A bit of Montessori-inspired learning.
I believe that children are learning at all times. I believe that you cannot stop a child from learning. I believe that I have been my children’s teacher since the moment that they were born, and will continue to be so until the day that I die. I believe that a child’s play is his work, and conversely, that his work is his play. I do not subscribe to any teaching/learning philosophy in particular, but rather, I take bits of a few philosophies and piece them together to come up with my version of what it is to homeschool a three-year old and an eighteen-month old.
On a daily basis, my children are exposed to a variety of learning opportunities that are inherent to our day. When we prepare meals, they help by measuring, mixing, following a recipe, and food preparation (i.e., cutting, washing, etc.). When I fold laundry, they help sort the clothes, match the socks, and put their clothes back onto hangers or into the drawers of their dresser. They like to help me clean our home — vacuuming, dusting, sweeping, and any cleaning activity that involves a spray bottle and a rag is fun for them. All of these activities occur within the four walls of our home, provide learning opportunities, and, furthermore, they are important life skills for my boys. They may be simple housekeeping skills, to be sure, but I believe that they are skills that young men should develop. I also believe that although the “fun” of cleaning may wear off someday, perhaps my children will come to understand the fundamental importance of work as a contribution to a greater good that can bring a sense of personal satisfaction as well, and therefore, they will value it and seek it out in life. These are big aspirations on my part that can be further complicated by a motley of educational philosophies, but what it looks like in our home is quite simple and straight-forward. I involve my children in my “Mama work,” and it is their decision to help me or to go play with their toys. Most days, when given the choice, they like to be with me and help me “do my work.”

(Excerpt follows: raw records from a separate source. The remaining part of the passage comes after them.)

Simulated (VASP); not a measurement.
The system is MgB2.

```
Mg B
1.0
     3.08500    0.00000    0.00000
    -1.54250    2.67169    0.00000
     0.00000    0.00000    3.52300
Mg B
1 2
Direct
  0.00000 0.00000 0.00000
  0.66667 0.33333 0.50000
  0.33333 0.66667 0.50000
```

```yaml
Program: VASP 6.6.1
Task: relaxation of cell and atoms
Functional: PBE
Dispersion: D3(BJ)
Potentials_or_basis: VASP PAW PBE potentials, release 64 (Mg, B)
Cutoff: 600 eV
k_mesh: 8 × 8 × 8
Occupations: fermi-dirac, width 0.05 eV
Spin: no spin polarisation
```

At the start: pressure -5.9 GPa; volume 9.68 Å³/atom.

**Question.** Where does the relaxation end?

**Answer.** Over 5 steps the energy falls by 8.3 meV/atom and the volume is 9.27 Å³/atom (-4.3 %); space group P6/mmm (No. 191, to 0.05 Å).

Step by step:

All of that being said, once our home-keeping is finished, I often will offer my children a Montessori-inspired lesson. This does not happen everyday, but a few times a week I try to engage them in a lesson that is challenging to their minds as well as fun. To be honest, I enjoy searching for new ideas and gathering the materials for these works. Furthermore, and very rewarding to me, is to be able to introduce my children to a new concept (or solidify an old one), while observing them ponder it with furrowed brows and questions – both verbal and non-verbal. I have found that both of my boys respond enthusiastically to these works, which is why I continue to offer them as lessons.
It may seem like a lot of preparation on my part to offer these works, and it can be. I find, however, that if I strive to offer only a few, it is manageable. Furthermore, I find that some of our best lessons are born spontaneously from a different lesson, and that is exactly what happened today.
Today, I wanted to create a “love bird” for Valentine’s day with the boys. Initially, no one showed any interest; they wanted to play with their garbage trucks. I have found, however, that sometimes, once I begin a project, their curiosity leads to participation. Plus, I really wanted to make this love bird, so I told them that they could play with their trucks, but that I was going to craft this bird. So, they watch me draw its silhouette, and get out a big bag of feathers along with the glue stick. By now, they have forgotten about their trash game, these feathers are (bird)calling to them!
Sorry ’bout that pun folks. Ahem.
Anyways, we make the love bird together, and afterward, as we are cleaning up, Aidan and I start talking about the feathers and how they are “light.” Then, I hand him my full water bottle and say, “this is heavy” while he is holding it. (He likes carrying heavy things, we always say how strong he is while he is carrying said heavy object.) And then suddenly, we are gathering items from around the playroom, classifying them as “light” or “heavy.” He finds a jar of pencils – “heavy.” I take one pencil out – “light.” “See how many ‘lights’ can make one ‘heavy?’” I say to him. He responds by counting the pencils in the jar. Then, he subtracts one pencil from the jar at a time and recounts them, telling me how many are left each time he takes one away. Over and over, until there are zero left on the table. Next, he is into the living room, looking for more “heavy” stuff, while I go to the closet, pull out a poster board, and make a chart – “light” and “heavy.” I hear a thud – he is taking books off of the bookshelf and carrying them into the playroom – “heavy.”
It was fun, spontaneous, educational, and Montessori-inspired.
Yeah, sorry ’bout that pun too! I seem to be a bit punchy this evening – four years of sleep deprivation will do that to ya, you know. And, I betcha you do know.